Do you read the news and current events? I've heard both sides of the "issue".
Is it just a personal choice and not necessary? Or should it be our responsibility to be informed; to keep up with current events? What do you think?
Do you read the news and current events? I've heard both sides of the "issue".
Is it just a personal choice and not necessary? Or should it be our responsibility to be informed; to keep up with current events? What do you think?
“I am not afraid of storms, for I am learning how to sail my ship.” ~ Alcott
I personally check bbc news and local websites every day, as well as the crappy free papers every weekday. I enjoy doing it and I personally cannot believe when some people don't! The fact that some people are willing to shut themselves off from current events (even just some) leaves me incredulous.
Yep, obviously different news organisations will have different takes on events, the more interested I am in a story the more I will look around, even checking out the views of the times or the independant lol
I usually enjoy reading the comments more than articles though. I dont see how people can form opinions just listening to one side of an argument.
But i dont think its a persons responsiblity to check out current affairs. With all the hyper sensationalism you have to take most of the media with a rathe large pinch of salt anyway.
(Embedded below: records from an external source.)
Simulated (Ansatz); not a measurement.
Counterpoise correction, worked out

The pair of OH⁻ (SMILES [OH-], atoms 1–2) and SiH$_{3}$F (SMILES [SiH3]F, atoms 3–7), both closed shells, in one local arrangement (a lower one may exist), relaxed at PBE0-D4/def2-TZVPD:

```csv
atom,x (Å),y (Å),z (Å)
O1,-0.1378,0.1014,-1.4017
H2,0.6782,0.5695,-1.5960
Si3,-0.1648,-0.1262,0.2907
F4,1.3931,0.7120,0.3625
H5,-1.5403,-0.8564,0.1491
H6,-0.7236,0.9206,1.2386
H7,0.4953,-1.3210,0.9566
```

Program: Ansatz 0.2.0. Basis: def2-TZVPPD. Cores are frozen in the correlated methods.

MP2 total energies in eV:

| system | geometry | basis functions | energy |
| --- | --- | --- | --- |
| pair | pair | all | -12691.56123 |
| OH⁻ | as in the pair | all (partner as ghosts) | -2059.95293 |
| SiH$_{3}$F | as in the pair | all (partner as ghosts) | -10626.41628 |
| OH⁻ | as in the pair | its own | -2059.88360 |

It depends on the person. I like to catch some news and see what's going on and i don't mind watching bits of question time or newsnight etc, but because in my spare time i'm involved in charity and campaign work, for various different subjects, i don't feel bad about flicking channels if there's something depressing on the news that i just can't be arsed listening to at that moment. There's only so much reality a person can take in a day. :P
what's annoying is people who don't take ANY interest in the outside world, or aren't interested in changing it or improving it. people who think "news" means Wayne Rooney's wedding, for example.
i avoid the news like the plague and only read the local 'paper.
the only way i hear the news is accidentally, on the radio.
i can't do anything about the stuff i hear on the news (mostly) and it upsets me, so i don't bother with it.
I don't simply because it's either watching local news on TV which is nothing important (what show is on next or celebrity news or some cajun culture story) and I don;t like newspapers since I think it's a waste of paper. Other than that, I don't really have free time to go looking up news stories, so I'm never on top of anything. I just occasionally catch international news or politics on PBS, and read articles on treehugger.
..but what would they do with all the cows?..
I don't, mainly because I can't stand how much propaganda and biased crap I see in the news.
I generally avoid it completely voluntarily ..
I usually visit wikipedia etc most days and it has the 'current events' tab on the front page so thats usually where 'interesting/important' news would come .. just too tired of all the media speculation and propaganda and stuff ..
Two things are infinite: the universe and human stupidity; and I'm not sure about the universe-Albert Einstein
I'm a bbc news website junkie. I still only ever have a rough idea of what is going on though.
'Spring will soon pounce [like a floppy kitten]'. Whalespace.
I'm a bit of a news junkie! I read the news form a lot of different sources. The Age, The Guardian, New York Magazine, The New York Times and The Independent. I used to be resistant to reading the paper online, but now it's a daily habit.
I do have times when I just can't handle the doom and gloom and opt out of reading/watching the news for a few days.
(Me too.)
I do look online at the news headlines daily and I buy the local paper each week and do sometimes watch the news on television but I find it quite depressing most of the time. Also the London news on TV seems to follow the same pattern, there is usually a youth gang/stabbing story, then another violent crime story, the Olympic Games financial overspend story, an arts/culture story and a "feel good" end story. The news feels very manufactured half the time.
I use google news, once I've found a headline that interests me I'll try to pick one of what I consider to be the better news agency's article to read - Reuters, BBC, Independant.
"I don't want to live on this planet any more" - Professor Hubert J. Farnsworth
I get a couple of reuters daily email feeds too which are quick to amble through and only pick hte ones I am interested in / haven't already found on the BBC. One of htese isn't mainstream news though it's the tchnology stuff for work.
'Spring will soon pounce [like a floppy kitten]'. Whalespace.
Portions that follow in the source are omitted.